Chasing Performance Gains
RUN Singapore|October/November 2018

Dedicated runners get to a stage where even a 2% improvement is difficult, if not impossible. How best should we seek that 2%?

David Ng
Chasing Performance Gains

Running can be so simple. An innate activity from when we first learned to walk. Yet as dedicated runners, it is sometimes anything but simple. As we seek to improve our speed and perhaps chase a PB at our next race, the modern marketing-centric world with its’ social media tentacles can complicate our thinking. When you overlay the ever-present reach of those tentacles with the science of running, confusion is a legitimate milestone, but let’s avoid it being the finish line.

A recent provoking article I came across that focused on shoe technology and the public data set of crowd-sourced running enthusiasts, who metronomically upload their running logs (and shoe choice history) was the catalyst for this article. Whilst in some ways it was ultimately a combined pitch for a running Saas application and a marketing leader in the sports and lifestyle sector, if you only have one leading product or service to sell in a new season, then that is an understandable focus. The thrust of the article was the potential 4% improvement you may gain in wearing this new shoe, given the dataset.

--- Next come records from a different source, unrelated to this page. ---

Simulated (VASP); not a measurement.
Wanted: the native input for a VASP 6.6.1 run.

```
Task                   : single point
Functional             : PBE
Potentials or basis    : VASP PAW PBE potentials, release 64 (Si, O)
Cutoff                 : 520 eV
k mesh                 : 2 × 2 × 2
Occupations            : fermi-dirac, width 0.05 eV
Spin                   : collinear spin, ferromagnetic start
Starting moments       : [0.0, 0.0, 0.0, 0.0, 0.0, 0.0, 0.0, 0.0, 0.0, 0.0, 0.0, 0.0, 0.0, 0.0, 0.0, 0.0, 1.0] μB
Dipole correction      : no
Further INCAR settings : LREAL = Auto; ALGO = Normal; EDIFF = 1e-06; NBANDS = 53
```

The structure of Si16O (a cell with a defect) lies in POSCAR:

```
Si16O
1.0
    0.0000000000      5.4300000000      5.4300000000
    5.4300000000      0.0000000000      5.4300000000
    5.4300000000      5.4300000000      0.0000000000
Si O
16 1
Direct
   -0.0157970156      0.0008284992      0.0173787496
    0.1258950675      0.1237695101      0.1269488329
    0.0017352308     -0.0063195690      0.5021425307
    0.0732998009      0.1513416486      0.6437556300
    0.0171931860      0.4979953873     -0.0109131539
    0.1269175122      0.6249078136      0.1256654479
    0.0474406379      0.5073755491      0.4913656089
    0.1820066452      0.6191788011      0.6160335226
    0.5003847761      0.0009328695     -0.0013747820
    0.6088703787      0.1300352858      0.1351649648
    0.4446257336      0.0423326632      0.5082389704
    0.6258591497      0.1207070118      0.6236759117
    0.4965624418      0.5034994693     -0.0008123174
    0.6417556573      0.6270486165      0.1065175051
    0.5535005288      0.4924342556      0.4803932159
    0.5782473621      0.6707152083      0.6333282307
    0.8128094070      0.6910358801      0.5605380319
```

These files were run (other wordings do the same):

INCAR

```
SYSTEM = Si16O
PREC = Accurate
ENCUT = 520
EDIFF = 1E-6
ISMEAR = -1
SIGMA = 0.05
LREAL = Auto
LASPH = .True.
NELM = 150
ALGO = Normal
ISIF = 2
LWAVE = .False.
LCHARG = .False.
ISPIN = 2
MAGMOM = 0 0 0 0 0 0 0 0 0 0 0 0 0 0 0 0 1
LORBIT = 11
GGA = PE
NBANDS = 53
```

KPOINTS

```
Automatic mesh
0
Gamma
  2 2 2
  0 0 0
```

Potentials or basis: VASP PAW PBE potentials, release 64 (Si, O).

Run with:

IS 4%... OR EVEN 2% IMPROVEMENT REALISTIC?

When Usain Bolt broke the 100m world record in Beijing, he ran 9.58 secs, improving his prior record by 1.14%. For the 200M record, Bolt’s best improvement was 0.57%. In the sprinting stakes, FloJo’s 10.49 record in 1988 versus the prior record of 10.76 meant a massive 2.51% improvement. Whilst the overhanging questions on the quantum of improvement still persist, in part because of the time still being a record from the pre-WADA days, the percentage improvement compared to the prior record is an interesting benchmark that highlights how tough a 2% improvement really is.

But sprinting, with its shorter distances is not the same as distance running you say as the base time is lower! Is this so?